Tax Hike Seen Luring Banks Back to Munis After Trump-Era Exodus
(Bloomberg) -- The Democrats’ push to raise the corporate income tax will likely drive banks and insurers to step up their purchases of municipal bonds, a haven for tax-averse investors.
House Democrats are looking to increase the top corporate rate to 26.5% from 21% to help finance President Joe Biden’s $3.5 trillion economic plan.
That could spark demand for state and local government debt from financial firms seeking to ease their tax burden. Banks, property and casualty insurers and life insurance providers are active investors in the $4 trillion municipal-bond market, collectively holding a combined $1 trillion of the securities as of March 31, according to Federal Reserve data.
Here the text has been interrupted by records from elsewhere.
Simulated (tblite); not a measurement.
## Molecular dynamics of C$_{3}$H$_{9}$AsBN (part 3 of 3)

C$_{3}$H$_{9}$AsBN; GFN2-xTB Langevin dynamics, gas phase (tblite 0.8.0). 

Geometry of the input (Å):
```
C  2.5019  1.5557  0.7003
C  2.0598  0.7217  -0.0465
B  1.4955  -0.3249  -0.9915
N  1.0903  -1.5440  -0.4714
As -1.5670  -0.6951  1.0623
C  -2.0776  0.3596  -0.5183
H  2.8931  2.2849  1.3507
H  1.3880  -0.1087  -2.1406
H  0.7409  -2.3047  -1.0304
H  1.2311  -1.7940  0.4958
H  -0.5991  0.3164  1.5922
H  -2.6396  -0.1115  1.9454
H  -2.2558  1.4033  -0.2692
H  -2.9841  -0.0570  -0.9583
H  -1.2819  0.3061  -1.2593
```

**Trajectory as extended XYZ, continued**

“With the increase in the tax rate you would see more demand for tax exempts from banks and property and casualty insurance, especially because they’re quite sensitive to tax-rate changes and often times they make decisions between municipal bonds and corporate bonds,” said Karel Citroen, head of municipal research at Conning, which oversees $9 billion of state and local debt, mostly for insurance clients.
The tax increase would partially roll back the deep cuts in the 2017 law enacted under former President Donald Trump, which reduced the corporate rate from 35%. That caused banks to slash their holdings of municipal bonds by lessening the need for the tax shelter.
Such holdings by financial institutions and insurers are down from $1.1 trillion at the end of 2017, the Fed’s data show.
The latest tax-law changes could also affect demand from the wealthiest investors. The steps approved by the House Ways and Means Committee would raise the highest tax rate and impose a 3% surtax on incomes over $5 million.
The impacts appears largely priced into the market, given that yields have been largely unchanged since the measures were rolled out. Investors have widely anticipated such tax hikes under Biden, contributing to a large influx into tax-exempt bond funds.
“If the tax changes are implemented in the current form, we will likely see demand for the product remaining quite strong,” Barclays strategists wrote in a report Wednesday. “Higher individual tax rates, and a 3% surcharge for adjusted gross income above $5 million, should increase appetite even further, given that individual investors in top tax brackets own the bulk of tax-exempt bonds.”